Title | Sketch, History |
Artist/Maker | Constantino Brumidi ( 1805 - 1880 ) |
Date | 1862 ca.- 1867 |
Medium | Oil on canvas |
Dimensions | h. 8.94 x w. 14.75 (h. 22.71 x w. 37.47) |
Credit Line | U.S. Senate Collection |
Accession Number | 33.00029.000 |
Artist Constantino Brumidi creates this scene of History by depicting an allegorical maiden crowned by a laurel wreath in the center of the composition. The heroic female figure wears the crown of bay laurel, or Laurus nobilis, for its associations with victory and achievement. Against the bowed spine of venerable Father Time, History chronicles the story of America’s beginning, indicated by the Revolutionary War battle raging in the distance. She uses her quill pen to record the nation’s past into the pages of a large tome. To evoke the ages, Brumidi employs weathered granite covered in living, young foliage to serve as a foil for the hourglass held by Father Time. Scrolls of the written past are preserved in a leather satchel to History’s left.
Constantino Brumidi executed this oil study for a fresco in Room S-211 of the Senate wing of the U.S. Capitol. A pencil sketch dated 1857 shows his initial concept for the ceiling frescoes in Room S-211. At that time, the room was designated for the Senate Library, and Brumidi proposed four lunette-shaped frescoes depicting Geography, History, Print, and Philosophy. Brumidi's work, however, was interrupted. He completed one lunette of Geography in 1858, but was not commissioned to execute the room's remaining three lunettes until nearly a decade later in 1867. By then, the room had changed occupants and was established as the Senate Post Office. Brumidi changed Print and Philosophy to Telegraph and Physics. The oil sketch History is dated to the 1860s, presumably around the time Brumidi submitted new estimates to resume the work in 1862 and again in 1866, but prior to completing the fresco in 1867.
At age 13, Constantino Brumidi entered Rome's prestigious Accademia di San Luca and spent 14 years studying drawing, painting, and sculpture. He earned important commissions and awards during his career in Italy in the 1830s and 1840s. When Brumidi immigrated to America in 1852, his rigorous academic training and professional experience gave him a distinct advantage: Brumidi was one of the few artists in the United States who was skilled at designing murals for large, complex spaces and who was proficient at painting in fresco, a challenging but traditional medium that was desired for the murals at the U.S. Capitol.
In keeping with the practices of his academic training, Brumidi often prepared meticulous, detailed sketches to scale in pencil as one of the preliminary steps to creating a mural. Brumidi would then work up preparatory studies, typically in oil on canvas, of the proposed scenes. The preparatory studies would be submitted for review to officials in charge of the decoration of the Capitol.
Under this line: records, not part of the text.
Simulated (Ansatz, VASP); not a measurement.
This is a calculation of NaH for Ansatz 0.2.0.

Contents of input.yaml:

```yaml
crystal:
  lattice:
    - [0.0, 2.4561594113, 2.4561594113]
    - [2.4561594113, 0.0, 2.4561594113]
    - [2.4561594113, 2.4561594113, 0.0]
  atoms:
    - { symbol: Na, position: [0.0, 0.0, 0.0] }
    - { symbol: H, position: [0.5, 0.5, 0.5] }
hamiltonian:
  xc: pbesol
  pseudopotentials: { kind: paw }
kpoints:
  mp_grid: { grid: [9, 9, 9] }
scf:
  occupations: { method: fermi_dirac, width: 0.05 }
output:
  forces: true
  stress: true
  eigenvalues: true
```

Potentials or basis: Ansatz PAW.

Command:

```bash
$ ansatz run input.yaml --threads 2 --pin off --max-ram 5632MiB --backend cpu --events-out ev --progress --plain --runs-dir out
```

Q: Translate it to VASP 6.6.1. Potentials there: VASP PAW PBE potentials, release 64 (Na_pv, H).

Once the proposed mural in a preparatory study was approved, Brumidi would enlarge the scene from the study to a full scale rendering on oversize paper, traditionally called a cartoon. The outlines of the images could then be transferred from the cartoon onto the wall or ceiling. Brumidi used the details worked out in the studies–such as coloring or shading–as his guide when executing a mural. Many of the preparatory studies for Brumidi's work in the Senate wing of the Capitol are in the Senate collection.